Kentucky is a mystery to me. It’s a place of total unpredictability. It was the first state west of the Appalachians. It was difficult to get to, and it’s rocky soil made agriculture difficult. It has a hardscrabble history atop some of the richest natural resources in the country. Possibly more than any other state, Kentucky has a lineage of tough-as-nails motherfuckers making due with very little.

It’s a state of fierce independents who make their living doing deadly work for low pay in industries that openly exploit them. It’s the third-most Federally-dependent state, but regularly and overwhelmingly votes candidates into office who support cutting Federal benefits.

Contradiction is Kentucky’s nature, and that tension of opposites creates both hopeless poverty in some, and a creative and indomitable will in others. It’s unsurprising that it has a legendary musical history. And less surprising that it was the birthplace of two of America’s most polarizing and intriguing figures: Muhammad Ali and Hunter S. Thompson.

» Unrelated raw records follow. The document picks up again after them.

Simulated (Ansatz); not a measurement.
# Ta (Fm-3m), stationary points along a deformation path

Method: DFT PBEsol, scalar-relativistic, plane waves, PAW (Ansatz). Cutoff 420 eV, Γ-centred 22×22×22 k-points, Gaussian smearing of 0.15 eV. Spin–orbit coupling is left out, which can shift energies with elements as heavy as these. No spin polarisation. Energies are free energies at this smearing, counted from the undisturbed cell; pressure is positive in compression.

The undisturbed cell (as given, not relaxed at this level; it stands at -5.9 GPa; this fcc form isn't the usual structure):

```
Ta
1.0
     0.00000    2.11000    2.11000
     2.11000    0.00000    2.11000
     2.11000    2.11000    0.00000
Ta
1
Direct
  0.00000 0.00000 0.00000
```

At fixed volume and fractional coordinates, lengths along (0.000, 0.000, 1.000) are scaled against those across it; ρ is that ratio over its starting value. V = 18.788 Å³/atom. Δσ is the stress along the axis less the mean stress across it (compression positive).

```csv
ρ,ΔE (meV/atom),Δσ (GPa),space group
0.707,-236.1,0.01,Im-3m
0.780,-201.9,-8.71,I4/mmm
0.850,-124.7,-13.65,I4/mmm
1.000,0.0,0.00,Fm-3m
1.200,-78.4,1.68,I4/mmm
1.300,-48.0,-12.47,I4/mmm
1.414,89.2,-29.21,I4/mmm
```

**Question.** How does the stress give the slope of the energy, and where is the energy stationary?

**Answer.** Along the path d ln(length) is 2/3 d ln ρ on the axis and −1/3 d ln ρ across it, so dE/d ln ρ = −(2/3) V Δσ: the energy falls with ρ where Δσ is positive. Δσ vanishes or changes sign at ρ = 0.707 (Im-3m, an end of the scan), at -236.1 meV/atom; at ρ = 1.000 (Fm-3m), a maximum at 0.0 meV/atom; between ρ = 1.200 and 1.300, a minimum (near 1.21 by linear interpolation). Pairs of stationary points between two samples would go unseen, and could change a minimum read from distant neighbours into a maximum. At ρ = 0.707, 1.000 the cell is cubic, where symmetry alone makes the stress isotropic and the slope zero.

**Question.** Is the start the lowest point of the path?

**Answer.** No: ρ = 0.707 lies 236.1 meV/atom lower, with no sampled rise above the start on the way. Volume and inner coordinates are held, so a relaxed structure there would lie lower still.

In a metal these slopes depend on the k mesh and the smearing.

I think I’ve read everything Thompson ever published. And like many Thompson fans, I wandered the murky, Blakean artist’s path between madness and wisdom. But Thompson was like an elite athlete of both. And like all elite athletes, he understood the nature – and the benefits – of sacrifice. His massive appetite for knowledge, experience, and intoxication led to insights into the human experience that few have been able to communicate. His was a life of madness and wisdom, of irresponsibility and wisdom, a walking contradiction. Like a true son of Kentucky.

“No sympathy for the devil; keep that in mind. Buy the ticket, take the ride…and if it occasionally gets a little heavier than what you had in mind, well…maybe chalk it up to forced consciousness expansion: Tune in, freak out, get beaten.”

This mural is on the side of a vegan restaurant in the Germantown neighborhood of Louisville.